Slow git rev-list when iterating git commit history over time intervals

Question

I wrote a tool that uses git rev-list -n1 --before=X to iterate a Git commit history using fixed time intervals, so that I see the last revision for every year, month, etc.

The problem is that rev-list kicks off a new revision walk on every call, and it takes longer the father back I go. Here are some samples from the Linux kernel source.

$ time git rev-list -n1 --before="Jan 1 2016" HEAD
a889331d759453fa7f424330f75ae4e2b9e02db4

real    0m1.395s
user    0m1.367s
sys 0m0.024s

$ time git rev-list -n1 --before="Jan 1 2015" HEAD
5b5e76218fbdbb71a01d5480f289ead624232876

real    0m2.349s
user    0m2.306s
sys 0m0.036s

$ time git rev-list -n1 --before="Jan 1 2005" HEAD

real    0m5.556s
user    0m5.435s
sys 0m0.105s

If I want to call rev-list in a loop over N decreasing dates, that loop runs N walks that take longer on every iteration. The docs talk about bit-maps and object traversal strategies to speed up the history, but I am having trouble understanding them. I tried git repack -ab followed by git rev-list --use-bitmap-index, but that didn't improve results.

My only requirement is that given any position for HEAD, I can accurately pinpoint the first revision that appears before the date given to --before, following paths to ancestors if needed.

What is the best way to make rev-list faster for this use case?

score 2 · Answer 1 · answered Jun 07 '17 at 04:58

In the general case, there is no alternative to these two options:

pay the full cost of the walk, or
store much more information than git rev-list emits when you just ask for one node

because the graph walk effectively linearizes (via a priority queue, with the dates as the priorities) an arbitrarily bushy tree (this "tree" is formed by cutting off rejoins, by simply not re-visiting any already-visited node in the DAG). For instance, suppose we have a commit DAG that looks much like this. Assume all the directional arcs point left-ish (directly left, or up-and-left, or down-and-left).

       A-....--o
      /         \
...--o----...----o   <-- HEAD
      \         /
       B--...--o

where there are any number of nodes anywhere there are two or three dots. One of your selections might pick node A as the first one visited that meets the --before criteria. Node B might come earlier than A and hence might be one selected by an earlier --before that starts from HEAD (since node B is reachable from HEAD). But node B is not reachable from node A, so by simply starting from node A, you will never find node B.

If you somehow had git rev-list dump out its current priority queue contents (plus information about all the nodes it had visited thus far—though this is not, in the end, required to get the same results; that would just be an option for potentially speeding up some node-trimming) you could restart its graph-walk operation from those points in order to search for B, and thereby avoid revisiting many of the nodes in the large mesh-y area above.

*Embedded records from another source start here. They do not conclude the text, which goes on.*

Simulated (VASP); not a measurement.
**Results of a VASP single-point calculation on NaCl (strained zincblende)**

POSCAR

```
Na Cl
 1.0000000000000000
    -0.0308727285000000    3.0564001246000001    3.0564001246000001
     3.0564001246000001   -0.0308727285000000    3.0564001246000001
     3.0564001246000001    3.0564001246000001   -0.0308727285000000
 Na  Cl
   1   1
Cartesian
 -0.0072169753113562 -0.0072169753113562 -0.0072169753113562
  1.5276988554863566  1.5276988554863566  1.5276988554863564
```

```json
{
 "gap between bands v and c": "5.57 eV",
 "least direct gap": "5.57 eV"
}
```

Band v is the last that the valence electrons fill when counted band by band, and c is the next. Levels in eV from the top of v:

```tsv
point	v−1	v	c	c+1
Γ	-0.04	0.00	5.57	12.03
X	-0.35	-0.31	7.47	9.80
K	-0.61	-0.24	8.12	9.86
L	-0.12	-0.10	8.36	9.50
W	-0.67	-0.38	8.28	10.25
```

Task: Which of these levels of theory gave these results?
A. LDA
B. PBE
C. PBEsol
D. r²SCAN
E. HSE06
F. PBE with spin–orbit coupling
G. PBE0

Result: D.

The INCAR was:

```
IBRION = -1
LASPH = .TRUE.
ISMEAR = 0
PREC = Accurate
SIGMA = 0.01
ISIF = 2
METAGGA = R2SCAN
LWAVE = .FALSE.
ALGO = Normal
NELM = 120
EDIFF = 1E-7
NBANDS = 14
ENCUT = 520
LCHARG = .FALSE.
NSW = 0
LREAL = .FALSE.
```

If you strongly limit the graph walk, though, e.g., using --first-parent, you can simply restart the walk from the most-recently-found commit, since you know that the queue depth is always 1 and therefore the next node to visit is the first parent of the node you found earlier (which you can leave to git rev-list).

jthill · Accepted Answer · 2017-06-07T05:36:03.210

2

Repeatedly scanning a list to select successive elements is O(N^2). Doesn't much matter how efficient the scan is, that N^2 is going to bite.

Generate one list with commit id and date, then strip what you don't want and generate your real log messages from the selected sha's. That's three passes total, not N.

git log --first-parent --pretty=%H\ %cd --date=short \
| awk '$2$3 != last { last=$2$3; print $1}' 'FS=[- ]' \
| git log --no-walk --stdin

That took fifteen seconds cold-cache on the linux repo, with a spinny-things hdd, listing 147 commits. A rerun took less than a second.

edit: subbing in --date-order for --first-parent to consider all paths took 25.1 seconds cold-cache, 7.9 seconds hot, to list 782 commits.

edited Jun 07 '17 at 05:36

answered Jun 07 '17 at 05:24

jthill

55,082
5
77
137

I'm loving this approach, but I was hoping the last commit reported matched the chronologically first revision from `git rev-list --max-parents=0 HEAD`, namely `1da177e4c3f4`. This is contained in Linux's `master` so why am I not seeing it in your command? – Sage Gerard Jun 07 '17 at 06:03
$2$3 is year and month, it shows the most-recent commit for each month. 1da177etc's 2005-04-16¸ it's showing a more recent commit from that April. – jthill Jun 07 '17 at 06:26

VonC · Answer 3 · 2022-11-28T20:19:35.650

You can try again that same command, adding the new --filter=tree:0 option. That should speed up the making of the list of commits wanted.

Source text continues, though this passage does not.